We have thus disposed of the points arising for decision regarding wages and dearness allowance in the two appeals filed by the union and the company.

7. In the appeal of the union, two further points arise for consideration : one is regarding the provision contained in the gratuity scheme framed by the Tribunal. In paragraph 31(A)(2) of the award, it is provided that the employer will pay gratuity to its permanent workmen or their heirs, executors and assigns, 'on voluntary retirement or resignation after fifteen years' continuous service'. It is represented by counsel on both sides that they have agreed that in the said Clause 2, instead of the period of fifteen years' the period often years' is to be substituted. In accordance with the agreement of parties, the said clause in the gratuity scheme will stand suitably modified.

8. The second point of dispute, that has been raised in the appeal of the union, relates to the question of grant of privilege leave to the hourly-rated workmen.', arising, under issue No. 4. The claim of the union was that all employees should be entitled to thirty days paid privilege leave for every completed year of service with a right to accumulate the same up to ninety days. It was further claimed that the leave should be given at least in three instalments, if desired by 'the employee and may be prefixed or suffixed to Sundays and holidays.

9. The company opposed the claim for enhancement of leave, that was then prevalent in the company, to any category of workmen. The plea of the company in this regard was that inasmuch as the establishment in Delhi was a servicing and maintenance organisation and the staff employed therein was in connection with this main item of work of the establishment, it will not be possible to grant excessive number of holidays to its workmen It was further pleaded that the excess number of holidays, if granted, as claimed, will seriously disrupt the work of the organisation. The: company further pleaded that other servicing depots located in Delhi were not giving any more leave than what was being granted by the company to its employees at Delhi.

10. The Tribunal, after a consideration of the claims made by the parties in this regard, has dealt with the claims of the staff and of the hourly-rated employees under two different heads. So far as the staff employed in the-company was concerned, the Tribunal, after a reference to the provisions of the Delhi Shops and Establishments Act, and other material on record, ultimately has given a direction to the effect that the privilege leave allowable to the staff working in the Delhi office will be the same as that obtaining in Bombay in its office staff, as mentioned in the settlement dated March 1,1966, Ext. W.1.

11. So far as this part of the award relating to office staff is concerned, there is no appeal by the management. Regarding the hourly-rated workmen at Delhi, the Tribunal has taken into account the practice obtaining, regarding such workmen, at Bombay office of the company, and applied the same to the hourly-rated workmen at Delhi, on the ground that it is reasonable.

12. Mr. Ramamurthi, learned Counsel for the union, has very strenuously attacked this direction contained in the award, making a distinction in the quantum of leave to the two sets of workmen employed in the same establishment, namely one method applied to the staff and another method of leave, applied to the hourly-rated workmen. This, the learned Counsel pointed out, is contrary to the uniform practice that has been adopted by the company itself at Delhi to all its employees, as is seen from annexures D(I) and D(II), filed by the company, along with its written statement, before the Tribunal.

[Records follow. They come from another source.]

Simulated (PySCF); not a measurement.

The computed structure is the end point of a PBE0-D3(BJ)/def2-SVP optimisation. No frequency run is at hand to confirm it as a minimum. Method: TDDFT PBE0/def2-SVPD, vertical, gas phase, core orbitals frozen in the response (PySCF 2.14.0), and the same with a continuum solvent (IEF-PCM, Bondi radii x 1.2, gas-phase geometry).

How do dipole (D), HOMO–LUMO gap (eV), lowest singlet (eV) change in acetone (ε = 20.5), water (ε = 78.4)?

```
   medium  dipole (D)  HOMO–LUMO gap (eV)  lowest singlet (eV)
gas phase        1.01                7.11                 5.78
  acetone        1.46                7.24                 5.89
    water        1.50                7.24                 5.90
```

13. Prima facie, this contention of Mr. Ramamurthi may appear to have some force. But as pointed out by Dr. Anand Prakash, learned Counsel for the company, sphere has been a distinction made even by the union in the matter of claim of festival holidays regarding the staff and daily-rated workmen. He further pointed out that in this establishment the daily-rated workmen are eligible to fourteen days' sick leave, though they will otherwise be entitled only to twelve days. That even in respect of festival holidays, he pointed out, the union itself had made a claim regarding daily-rated workmen for enhancing the same from eight to twelve days, though ultimately enhancement has been granted only up to eleven days. This was emphasised by the counsel to show that the union was fully aware that the office staff was enjoying eighteen days as festival holidays; but nevertheless-they claimed for daily-rated workmen only twelve days. Counsel also drew our attention to certain decisions of this Court wherein it has been held that a distinction can be made in the quantum of leave to the clerical staff and the manual workers and that it need not be the same. The counsel further pointed out, that so far as the staff of the company was concerned, there was material placed before the Tribunal, on the basis of which it felt that there was justification for making an increase in the quantum of privilege leave. But, so far as the hourly-rated workmen are concerned, no data or material was placed before the Tribunal by the union to justify the increase as asked for.

14. Though prima facie, as we pointed out earlier, it may appear that slightly different standard has been adopted by the Tribunal in dealing with the question of leave regarding the two categories of workmen in the same establishment, in our opinion, the direction given by the Tribunal regarding the hourly-rated workmen, does not require any modification in the circumstances of this case except, to the extent indicated hereinafter.

15. The Tribunal, as we pointed out earlier, has adopted, so far as the hourly-rated workmen are concerned, the practice obtaining regarding such workmen at Bombay. That . practice, there is no controversy, is on the basis of a settlement, which is on record. It has been now brought to our notice, quite fairly by the learned Counsel for the company, that a further settlement dated April 7, 1970, has been entered into in Bombay, in and by which there is a modification effected in the matter of the quantum of privilege leave; regarding the hourly-rated workmen. We are of the view that the said circumstance can certainly be taken into consideration. If the practice now in force in Bombay office is applied, the quantum of annual leave to daily-rated workmen in Delhi office will have to be worked out on a basis slightly different from the one adopted by the Tribunal. Therefore, the direction given by the Tribunal in the matter of annual leave with regard to the hourly-rated workmen will be deleted and in its place the following shall be substituted :

Hourly-rated workmen in the Delhi office shall be entitled to annual leave with wages in a calendar year in the same manner as is available to the hourly-rated workmen, in the field in the Bombay office, as per the settlement dated April 7, 1970.

The direction regarding leave, given above, in respect of the hourly-rated workmen, will have effect from January 1, 1971.

16. In the result, the award will stand modified as directed above ; and the appeals are disposed of accordingly. Parties will bear their own costs in both the appeals.